A new edited collection of groundbreaking essays explores how Africans past and present have utilized sports to forge complex identities and shape Africa's dynamic place in the world.

Published by Ohio University Press, Sports in Africa: Past and Present examines the ways that Africans appropriated sporting practices to fulfill their own varied interests, especially as mechanisms of resistance against European colonial powers. 

Professor Todd Cleveland, the book's lead editor, worked with international co-editors Tarminder Kaur (University of Johannesburg), Gerard Akindes (Josoor Institute, Qatar), and 20 authors from the United States, Africa, and Europe to produce this collection. The 17 essays in the collection present how since the late 19th century, modern sports in Africa have both reflected and shaped cultural, social, political, economic, generational, and gender relations on the continent.

Although colonial powers originally introduced European sports as a means of "civilizing" indigenous populations and upholding then current notions of racial hierarchies and "muscular Christianity," Africans rejected this European structure and embraced sports for their own purposes. Sports in Africa encompasses a wide range of topics, including women footballers in Nigeria, Kenya's world-class long-distance runners, pitches and stadiums in communities large and small, fandom and pay-to-watch kiosks, the sporting diaspora, sports pedagogy, sports as resistance and as a means to forge identity, sports heritage, the impact of politics on sports, and sporting biography.

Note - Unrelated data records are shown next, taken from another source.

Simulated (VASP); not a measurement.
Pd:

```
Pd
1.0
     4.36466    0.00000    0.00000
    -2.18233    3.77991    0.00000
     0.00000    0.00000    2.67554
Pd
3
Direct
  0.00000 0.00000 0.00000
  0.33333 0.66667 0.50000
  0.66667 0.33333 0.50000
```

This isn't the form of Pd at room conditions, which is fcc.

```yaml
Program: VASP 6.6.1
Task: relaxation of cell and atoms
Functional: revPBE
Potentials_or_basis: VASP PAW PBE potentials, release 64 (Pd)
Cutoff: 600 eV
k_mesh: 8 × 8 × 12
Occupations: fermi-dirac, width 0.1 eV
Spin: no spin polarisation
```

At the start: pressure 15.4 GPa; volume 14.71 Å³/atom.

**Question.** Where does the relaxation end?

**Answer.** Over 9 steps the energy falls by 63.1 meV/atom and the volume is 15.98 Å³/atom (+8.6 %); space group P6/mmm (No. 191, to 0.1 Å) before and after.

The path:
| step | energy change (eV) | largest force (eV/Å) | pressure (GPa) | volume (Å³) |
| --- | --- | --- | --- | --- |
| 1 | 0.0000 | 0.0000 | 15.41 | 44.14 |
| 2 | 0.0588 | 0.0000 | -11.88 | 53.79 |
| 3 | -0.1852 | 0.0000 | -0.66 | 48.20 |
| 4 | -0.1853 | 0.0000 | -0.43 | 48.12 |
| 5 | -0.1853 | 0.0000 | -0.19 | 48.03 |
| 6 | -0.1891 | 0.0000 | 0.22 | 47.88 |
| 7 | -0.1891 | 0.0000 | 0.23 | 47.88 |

Sports in Africa has drawn early praise. Professor Thompson of Stellenbosch University in South Africa argues that "this collection of essays opens up the debate on the influences of social history, subaltern studies, and postmodernism in stimulating new research and pedagogical approaches to sports in Africa." It stands as "a go-to volume for those seeking a solid introduction to the politics, poetics, and practices of the fascinating life-worlds of sports in Africa."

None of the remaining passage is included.